An Easter Message from Bishop Susan Bell

Bishop Susan Bell writes about how the Resurrection changes everything and reveals to us the certainty of God’s plan of redemption for the world that God loves so much.

Posted April 6, 2023

 

Bishop's Arms

A Message from the Bishop of Niagara
The Right Reverend Susan Bell

 

“I believe in Christ, like I believe in the sun—not because I can see it, but by it I can see everything else.”  — C.S. Lewis

Dear friends,

Christ is Risen!  The Lord is Risen indeed!  Alleluia!

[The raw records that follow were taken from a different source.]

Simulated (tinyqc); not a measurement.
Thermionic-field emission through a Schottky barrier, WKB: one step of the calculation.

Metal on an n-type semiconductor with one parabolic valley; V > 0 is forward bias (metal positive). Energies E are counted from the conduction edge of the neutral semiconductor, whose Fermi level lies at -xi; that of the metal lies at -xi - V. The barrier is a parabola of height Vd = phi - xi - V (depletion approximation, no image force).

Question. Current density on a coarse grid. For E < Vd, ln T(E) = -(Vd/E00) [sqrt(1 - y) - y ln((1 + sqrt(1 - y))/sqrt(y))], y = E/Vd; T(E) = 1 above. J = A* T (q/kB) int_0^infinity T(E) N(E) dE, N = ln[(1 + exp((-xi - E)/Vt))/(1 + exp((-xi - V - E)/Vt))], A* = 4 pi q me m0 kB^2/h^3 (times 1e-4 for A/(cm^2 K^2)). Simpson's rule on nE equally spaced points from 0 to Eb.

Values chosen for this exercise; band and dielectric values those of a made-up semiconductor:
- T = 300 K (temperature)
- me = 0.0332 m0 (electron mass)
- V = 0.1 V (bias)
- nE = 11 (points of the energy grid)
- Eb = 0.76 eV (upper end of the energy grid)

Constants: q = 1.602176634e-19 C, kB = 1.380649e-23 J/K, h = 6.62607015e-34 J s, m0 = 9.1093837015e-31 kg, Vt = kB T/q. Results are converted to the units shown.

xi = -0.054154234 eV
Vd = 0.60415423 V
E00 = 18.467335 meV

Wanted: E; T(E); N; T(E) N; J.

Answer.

I have often wondered—as believers all must have, I guess—about the immediate effect of the Resurrection on Jesus’ disciples and followers. Of course, reading the scriptures some 2000 years distanced from the events they describe, we have the advantage over the early Church in that we know how it turns out. But I have wondered if they were so sure in the hours and days and months after the crucifixion if it looked like there was a plan, if there was any orderliness, if there was any certainty? The disciples on the road to Emmaus didn’t seem to see the organic order in the events of the days prior. It wasn’t until they walked and talked with a stranger who unfolded the scriptures for them that they understood the internal symmetry of all the events leading up to the crucifixion and resurrection.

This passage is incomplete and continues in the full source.